We are covering a total of 24 stories over this year that fall into those 7 acts. Tonight’s story of Cain and Abel is our third story overall (here is the first and here is the second) and our second story that falls into Act 2: Disruption.

Intro:
I brought up the scene in Luke 24 where the resurrected Christ encounters the disciples on the road to Emmaus he hides his identity (he pulls the ultimate Clark Kent) from them and later in that chapter he appears to his original disciples and in both cases he argues that all of the scriptures were pointing to him. The “true north” of the scriptures is pointing to the death and resurrection of Jesus:

Luke 24
25 He said to them, “How foolish you are, and how slow to believe all that the prophets have spoken! 26 Did not the Messiah have to suffer these things and then enter his glory?” 27 And beginning with Moses and all the Prophets, he explained to them what was said in all the Scriptures concerning himself.

44 He said to them, “This is what I told you while I was still with you: Everything must be fulfilled that is written about me in the Law of Moses, the Prophets and the Psalms.”
45 Then he opened their minds so they could understand the Scriptures. 46 He told them, “This is what is written: The Messiah will suffer and rise from the dead on the third day, 47 and repentance for the forgiveness of sins will be preached in his name to all nations, beginning at Jerusalem.

So we read the stories of the Hebrew bible to help us understand the crucified and risen Jesus.

REVIEW previous stories

I brought up the IKON for the previous story of Creation and Disruption and asked for people for a recap of the story. The summary of details was pretty poor. We had some crying babies in the room and it was a bit distracting for me and us I think. I do need to think through how I can best make the use of this time to help us get a framework for where we are at in the story.

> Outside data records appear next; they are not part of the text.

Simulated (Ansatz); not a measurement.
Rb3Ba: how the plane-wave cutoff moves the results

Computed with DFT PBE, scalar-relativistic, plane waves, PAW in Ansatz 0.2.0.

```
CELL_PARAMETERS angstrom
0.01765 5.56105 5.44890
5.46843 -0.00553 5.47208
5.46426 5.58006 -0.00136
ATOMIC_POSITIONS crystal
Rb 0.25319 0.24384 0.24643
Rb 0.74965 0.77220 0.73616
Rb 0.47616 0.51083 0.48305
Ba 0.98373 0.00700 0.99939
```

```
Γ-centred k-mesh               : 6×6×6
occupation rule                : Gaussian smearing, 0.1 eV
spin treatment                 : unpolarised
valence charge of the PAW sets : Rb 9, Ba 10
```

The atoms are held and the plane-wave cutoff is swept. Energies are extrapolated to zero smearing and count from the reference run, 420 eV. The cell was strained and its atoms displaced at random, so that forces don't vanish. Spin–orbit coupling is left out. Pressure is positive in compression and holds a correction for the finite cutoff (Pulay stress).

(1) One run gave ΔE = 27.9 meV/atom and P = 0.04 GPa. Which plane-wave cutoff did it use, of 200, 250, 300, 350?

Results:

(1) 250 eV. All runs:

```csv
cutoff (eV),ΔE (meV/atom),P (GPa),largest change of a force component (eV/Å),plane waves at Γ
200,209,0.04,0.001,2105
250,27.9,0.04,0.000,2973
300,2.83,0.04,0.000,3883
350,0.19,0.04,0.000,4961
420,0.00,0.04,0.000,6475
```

PREPARE for imaginative listening
Being that this is our 3rd week I asked our group if they could define “imaginative listening”. I got the feedback that it is finding your place in the story. I also added that the Hebrew word for remember “zah-khor” has to do not just with mental recognition but placement. When the Israelites are going into the promised land God tells them that they are to care for the widow, orphan, alien and poor by “remembering” that they were slaves in Egypt and God redeemed them. Their past was to inform their present.

READ the story
I then read the story. You can find my source material for the story here.

RETELL the story

We then did a group retelling. I couldn’t quite come up with props like a shepherd’s staff or pitchfork or stuffed animals last minute so I decided that I would get flannel graph from the kid’s ministry room at St. John’s. They didn’t quite have the full Cain and Abel set so I went with a third alternative. As the group retold the story I posted images from the Brick Testament that went along with the story they told.

IKON the story
I then brought up an image that would represent this weeks story. This will come into play our following session when we recap what has previously occurred. The staff represents the brother Abel and the pitchfork represents the other brother Cain.

DIALOGUE the story
From here we went to retell the story. I laid down a few ground rules.
1) No fast forwarding. N.T. Wright says that our familiarity with a story breeds an unfamiliarity with what actually occured. We are often is such a rush to move forward that we fail to appreciate what is before our eyes.
2) Use this story alone. We all need to be on equal ground for this discussion. We do this not to neglect our bibles or bible commentary notes but we hope that this conversations works as a diving board to jump into the scriptures and to not get caught up too much in technicalities.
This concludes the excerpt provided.